The Embedded Blog: February 2020

Thursday, February 27, 2020

Research tool uses machine learning to predict how fast code will run

By Nick Flaherty www.flaherty.co.uk

Researchers at MIT's CSAIL lab in the US have developed a machine-learning tool that predicts how fast computer chips will execute code from various applications.

Compilers typically use performance models that run the code through a simulation of given chip architectures and use that for the code optimisation. Developers can then go in and work on the bottlenecks that slow down the operation.

However the performance models for machine code are handwritten by a relatively small group of experts and are not necessarily completely validated, which can be an issue. This means that the simulated performance measurements often deviate from real-life results.

The machine learning pipeline that automates this process, making it easier, faster, and more accurate. The Ithemal tool is a neural-network model that trains on labelled data in the form of “basic blocks” — fundamental snippets of computing instructions — to automatically predict how long it takes a given chip to execute previously unseen basic blocks. The results suggest this performs far more accurately than traditional hand-tuned models.

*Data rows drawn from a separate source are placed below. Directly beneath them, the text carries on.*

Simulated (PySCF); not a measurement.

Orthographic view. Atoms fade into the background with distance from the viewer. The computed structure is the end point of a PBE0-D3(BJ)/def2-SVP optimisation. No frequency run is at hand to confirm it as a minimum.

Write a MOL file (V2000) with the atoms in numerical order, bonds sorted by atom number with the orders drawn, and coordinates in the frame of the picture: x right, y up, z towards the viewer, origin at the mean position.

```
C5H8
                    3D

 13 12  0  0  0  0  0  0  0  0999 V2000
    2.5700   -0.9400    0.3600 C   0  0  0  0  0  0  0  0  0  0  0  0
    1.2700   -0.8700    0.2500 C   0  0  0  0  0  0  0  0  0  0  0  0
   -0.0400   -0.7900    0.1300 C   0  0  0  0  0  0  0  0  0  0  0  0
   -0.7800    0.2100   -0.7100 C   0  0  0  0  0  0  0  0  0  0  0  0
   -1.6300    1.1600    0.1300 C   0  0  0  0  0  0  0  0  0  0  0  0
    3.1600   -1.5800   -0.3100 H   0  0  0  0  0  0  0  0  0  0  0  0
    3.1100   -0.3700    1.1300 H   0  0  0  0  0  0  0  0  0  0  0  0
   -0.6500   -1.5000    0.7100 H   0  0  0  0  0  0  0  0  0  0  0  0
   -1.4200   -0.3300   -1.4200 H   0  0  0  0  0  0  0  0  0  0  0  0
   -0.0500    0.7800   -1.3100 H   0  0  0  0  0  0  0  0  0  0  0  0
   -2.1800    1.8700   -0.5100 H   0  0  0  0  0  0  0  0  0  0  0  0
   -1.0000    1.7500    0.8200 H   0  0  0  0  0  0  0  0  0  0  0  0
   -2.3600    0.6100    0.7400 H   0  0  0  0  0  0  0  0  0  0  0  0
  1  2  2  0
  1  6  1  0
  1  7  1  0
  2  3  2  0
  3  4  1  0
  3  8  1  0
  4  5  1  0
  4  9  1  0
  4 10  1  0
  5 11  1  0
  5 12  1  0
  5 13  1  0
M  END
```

The researchers presented a benchmark suite of basic blocks from a variety of domains, including machine learning, compilers, cryptography, and graphics that can be used to validate performance models. They pooled more than 300,000 of the profiled blocks into an open-source dataset called BHive. During their evaluations, Ithemal predicted how fast Intel chips would run code even better than a performance model built by Intel itself using over 3,000 pages describing its chips’ architectures.

“Intel’s documents are neither error-free nor complete, and Intel will omit certain things, because it’s proprietary,” says co-author Charith Mendis, a PhD student at CSAIL. “However, when you use data, you don’t need to know the documentation. If there’s something hidden you can learn it directly from the data.”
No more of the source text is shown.